When people ask me where I see myself in five years, I cringe and respond:
“In your pants, if I’m lucky.”
“Six feet under.” (With a forlorn sigh.)
“I want to be a fireman!” (Said with child-like zeal.)
“I'd like to break into the burger business.”
The list goes on. But perhaps these are all easy ways for me to escape much needed goal-setting. I’d like more money. I’d like recognition for my work. I’d like to own a cute house in the country with a fireplace, dogs running around and a sexy man who loves me adoringly (not in that order – the fireplace shouldn’t occupy the number one slot...or should it? Hmmm).
Write a book, I’m often told. Yeah, you write a book. Write a book for me while you're at it. People don’t understand that after years of working in the arts, writing a book has as much appeal to me as licking molten glass.
I know the behind-the-scenes work involved in it, the years put into writing, publishing, distributing and promoting it, only for it to potentially fail miserably. And why? So I can say I wrote a book? So when I die, people can mill about my wake, eating coconut-encrusted popcorn shrimp and drinking a pint of Guinness saying, “At least she wrote a book.”

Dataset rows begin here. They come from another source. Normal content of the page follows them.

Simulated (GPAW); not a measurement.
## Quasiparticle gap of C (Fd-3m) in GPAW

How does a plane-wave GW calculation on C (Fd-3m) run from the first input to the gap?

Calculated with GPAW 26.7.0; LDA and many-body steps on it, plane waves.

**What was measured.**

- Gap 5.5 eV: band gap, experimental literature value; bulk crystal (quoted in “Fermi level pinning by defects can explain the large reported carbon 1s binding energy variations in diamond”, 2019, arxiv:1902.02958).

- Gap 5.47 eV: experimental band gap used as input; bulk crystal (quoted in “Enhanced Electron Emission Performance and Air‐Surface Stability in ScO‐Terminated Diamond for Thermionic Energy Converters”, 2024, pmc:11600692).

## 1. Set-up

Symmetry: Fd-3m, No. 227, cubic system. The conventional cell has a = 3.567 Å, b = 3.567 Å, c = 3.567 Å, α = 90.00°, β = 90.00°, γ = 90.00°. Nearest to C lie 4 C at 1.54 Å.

When was it just enough to live?
Some days, I find it’s an accomplishment to just make my bed in the morning. I stripped the paint off of a dresser once and still consider that one of my crowning achievements. I’m excited when my car starts in the morning. Seriously. I think, “Fucking A! My life is awesome. The car started again!”
The porch light in front of my house burnt out months ago. Every time I walk by it, I think, “One of these days, I’m gonna change you, you little bitch.” I trip up the front steps and curse that light, but never my lack of drive.
It took me two years to change my cellphone plan. The prospect of it was so overwhelming and tedious, I had to build up to it, real slow-like.
See that photo of my shoulder at the top? That was done while I was talking with a client on the phone about an important project. I spend a lot of time taking random shots of myself. It's fun enough.
Maybe I need a dick on my shoulder to motivate me. One for each shoulder. But see, therein lies the rub: I’d much prefer to focus on the distracting dicks than on the task at hand.
2 comments:
Oh, this is just too funny and I read it from beginning to end. Maybe you should write a book, but maybe it's just because I didn't have a dick on my shoulder.